'US Taking Relations With Pakistan's Generals To A Very Dramatic Level'

6 Minutes ReadWatch on Rediff-TV Listen to Article
Share:

June 30, 2025 12:10 IST

x

'Trump's sons, and the son of Trump's Mideast envoy Steven Witkoff, are in the crypto business and recently signed deals with Pakistan's crypto council.'
'It may not be coincidental that not long before the Trump-Munir meeting, the head of Pakistan's crypto council met with Trump's White House crypto policy czar.'

IMAGE: Then general (now 'field marshal') Syed Asim Munir, right, Pakistan's army chief, with US troops in Pakistan. Photograph: Pakistan military

"That Trump would meet with Munir for so long -- two hours, according to the ISPR readout -- and especially at a moment when Trump was deliberating over how to approach the Israel-Iran war says something about the importance he gave to the meeting," South Asia Specialist Dr Michael Kugelman tells Rediff's Archana Masih in the concluding part of his interview.

 

What were your primary takeaways of the lunch meeting with Field Marshal Asim Munir and President Trump?

For me, there were four key takeaways.

First, it was the first time a US president hosted a Pakistani army chief who was not also a head of State at the White House. so a new and striking precedent has been set.

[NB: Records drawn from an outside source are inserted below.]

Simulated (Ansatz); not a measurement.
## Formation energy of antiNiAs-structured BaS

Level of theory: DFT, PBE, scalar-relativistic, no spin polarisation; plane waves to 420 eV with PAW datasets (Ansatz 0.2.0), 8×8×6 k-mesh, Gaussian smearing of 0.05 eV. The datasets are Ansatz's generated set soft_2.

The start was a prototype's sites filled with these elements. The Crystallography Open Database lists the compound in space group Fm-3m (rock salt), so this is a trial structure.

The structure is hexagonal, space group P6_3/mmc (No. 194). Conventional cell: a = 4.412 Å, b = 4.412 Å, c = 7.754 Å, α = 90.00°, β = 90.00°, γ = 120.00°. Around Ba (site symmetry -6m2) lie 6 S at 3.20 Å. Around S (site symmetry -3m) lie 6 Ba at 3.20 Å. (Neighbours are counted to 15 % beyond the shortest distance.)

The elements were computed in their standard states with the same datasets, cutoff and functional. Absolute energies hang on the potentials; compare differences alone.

Second, that Trump would meet with Munir for so long -- two hours, according to the ISPR readout -- and especially at a moment when Trump was deliberating over how to approach the Israel-Iran war says something about the importance he gave to the meeting.

Third, the meeting marked a case of the US taking its frequent privileging of its relations with Pakistan's generals over its civilians to a very dramatic level.

Fourth and most important, the meeting was a great case study of how the Trump administration prizes personal ties, family links, and business interests, and views these as a driver of US diplomacy and bilateral relations.

Trump's sons, and the son of Trump's Mideast envoy Steven Witkoff, are in the crypto business and recently signed deals with Pakistan's crypto council.

It may not be coincidental that not long before the Trump-Munir meeting, the head of Pakistan's crypto council met with Trump's White House crypto policy czar.

Munir may not have gotten the meeting with Trump because of all these prior engagements, but I'm sure it helped -- and it ensured the meeting stayed on Trump's agenda, even with everything he had going on.

What will Pakistan's demands be? Stealth fighters? Financial aid? Mediation on Kashmir and the Indus Water Treaty?

Pakistan would gladly welcome any and all of that. But I suspect it would settle for the restoration of security aid.

The generals have been seeking that outcome since the day that Trump, early in his first term, suspended most security aid to Pakistan.

Rawalpindi has projected itself as an important counterterrorism partner, seemingly angling for a new counterterrorism alliance with Washington, one that it wants to focus on (in part) helping the US track down Islamic State-Khorasan fighters that threaten or target the US.

In return, Pakistan would want the US to start sending arms and money to the Pakistani military once again.

But as much as the Trump administration wants to work with Pakistan on limited counterterrorism objectives, a new alliance -- and the restoration of assistance -- may be a hard sell.

IMAGE: An Indian Army soldier keeps vigil at the Line of Control in Poonch, May 20, 2025. Photograph: ANI Photo

What does this mean for India? What concerns does it raise for India considering Trump has lost no opportunity to offer to mediate on Kashmir since Op Sindoor?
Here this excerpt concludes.